Can You Draw the Starbucks Logo Without Cheating? Probably Not.

Nov 12, 2017 · 19 comments
Rane (Arizona)
Would have liked to see some of the drawings.
Guido Malsh (Cincinnati)
Ridiculous article which could have been more interesting had a few 100+ year logos such as GE, Ford and Coca Cola been included. Regarding Fed Ex, next time you see it on one of the company's trucks, signs or uniforms, see if you can notice the almost subliminal arrow pointing right between the 'E' and the 'x.' Hiding in plain sight!
D Price (Wayne, NJ)
A more useful test would have been to show people textless versions of various logos and have them name the company they represent. THAT would prove how well a logo functions. You're supposed to recognize it -- not replicate it. What does it mean that I can't draw the covers of my favorite record albums? Nothing. Nothing at all.

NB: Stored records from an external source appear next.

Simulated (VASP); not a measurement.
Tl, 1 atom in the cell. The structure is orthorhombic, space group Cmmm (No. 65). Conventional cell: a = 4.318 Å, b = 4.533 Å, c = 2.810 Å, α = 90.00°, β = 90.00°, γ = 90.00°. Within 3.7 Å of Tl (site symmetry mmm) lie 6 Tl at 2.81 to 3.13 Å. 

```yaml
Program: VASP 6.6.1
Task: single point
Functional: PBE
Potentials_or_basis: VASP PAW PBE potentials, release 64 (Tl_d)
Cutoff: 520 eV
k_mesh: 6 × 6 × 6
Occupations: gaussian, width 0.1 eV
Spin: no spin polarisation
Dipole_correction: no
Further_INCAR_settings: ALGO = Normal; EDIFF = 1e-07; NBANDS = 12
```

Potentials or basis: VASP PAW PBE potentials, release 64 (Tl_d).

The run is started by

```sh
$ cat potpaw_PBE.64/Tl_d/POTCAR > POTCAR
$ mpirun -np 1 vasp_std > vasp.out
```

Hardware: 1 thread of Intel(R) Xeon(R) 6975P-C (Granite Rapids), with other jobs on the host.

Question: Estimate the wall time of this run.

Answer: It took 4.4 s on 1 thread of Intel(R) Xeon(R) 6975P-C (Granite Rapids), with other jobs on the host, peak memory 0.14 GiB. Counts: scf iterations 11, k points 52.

Patricia Collins (Sunnyvale, CA)
We do know, right?, that logo *recognition* is the goal, not detailed logo *recall*. This "test" is not testing logo recognition, which is what corporations pay the big bucks to have created. When someone passes a store that has the logo of an apple with a piece taken out of the upper right, they know they're at an Apple store and might want to walk right in or to head to that store with the four panes in a rectangular logo that's a few doors down. Fortunately, they do not have to draw the logo before they're allowed to enter the store.
Chris (California)
This is funny. I realized after reading the article that I don't know and never did know what the Starbuck's logo is. The only ones I know are the McDonalds, Nike and Apple. Companies need to rethink their logos to make them simple and memorable.
Passion for Peaches (Left Coast)
This comes across as a silly experiment from the get-go. Most people cannot draw — or at least tell themselves they cannot, so thay can’t. Few have precise visual memory (ask any cop who has taken statements from witnesses at a crash scene). I am a visual person with an art degree and a skill for drawing, yet I’m not sure I could reproduce the Starbucks logo from memory. Even though I can see it in my mind. I know I would fail at The Domino’s logo, simply because I don’t like their product and do my best to shut out their ads (and all the logo-marked trucks and cars I see on the roads). Logo recognition is what matters, but of almost equal importance are the associations the consumer has with that logo. If you have a negative opinion of a company or product, seeing and recognizing the logo just amplifies that antipathy. That’s true for me whenever I see the Nike swoosh.
Richard (Brookline, MA)
The kind of pre-scientific marketing survey described in this little piece is basically silly. If people remember something as trivial as the logo of product, it's probably because they actually use the product, not the reverse.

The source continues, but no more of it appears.